Longest Landing Strip

Piconesia, a tropical island nation, is planning to build its very first airport. To accommodate the largest airplanes, the island intends to construct the longest possible landing strip that lies entirely within its boundaries. The island’s boundary is modeled as a polygon. Your task is to compute the length of the longest straight line segment (landing strip) that can be built on the island. This segment must not intersect the sea; however, it may touch or even run along the boundary of the island.

Note: The landing strip is allowed to lie on the polygon boundary. You can assume that the endpoints of an optimal landing strip are always points on the boundary (in fact, under these conditions, one of them will be a vertex of the polygon).

Figure A.1 (not included) illustrates an example where the thick line represents the longest possible landing strip.

Input Format: The first line contains an integer n (n ≥ 3) that indicates the number of vertices of the polygon. The next n lines each contain two space‐separated numbers specifying the x and y coordinates of the polygon’s vertices given in order (either clockwise or counterclockwise).
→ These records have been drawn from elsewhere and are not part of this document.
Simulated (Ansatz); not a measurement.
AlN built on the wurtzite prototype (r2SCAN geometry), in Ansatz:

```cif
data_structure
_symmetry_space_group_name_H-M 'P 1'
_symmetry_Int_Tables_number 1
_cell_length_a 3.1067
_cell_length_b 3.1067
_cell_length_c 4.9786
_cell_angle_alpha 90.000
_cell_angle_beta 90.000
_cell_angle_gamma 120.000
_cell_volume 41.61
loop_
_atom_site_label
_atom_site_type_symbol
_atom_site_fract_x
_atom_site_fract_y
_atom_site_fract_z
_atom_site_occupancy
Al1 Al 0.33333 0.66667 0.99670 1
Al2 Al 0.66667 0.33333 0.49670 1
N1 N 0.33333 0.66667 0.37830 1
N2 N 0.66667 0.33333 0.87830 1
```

Output Format: Output a single line containing the length of the longest landing strip that can be built on the island. Your answer is considered correct if its absolute or relative error does not exceed 10^-6.

inputFormat

The first line contains an integer n (n ≥ 3) – the number of vertices of the polygon.
Each of the following n lines contains two real numbers (or integers) representing the x and y coordinates of the vertices in order.

outputFormat

Output a single floating-point number: the maximum length of a line segment that can be placed inside or on the boundary of the polygon. The answer must be accurate to at least 6 decimal places.

sample

3
0 0
3 0
0 4

5.000000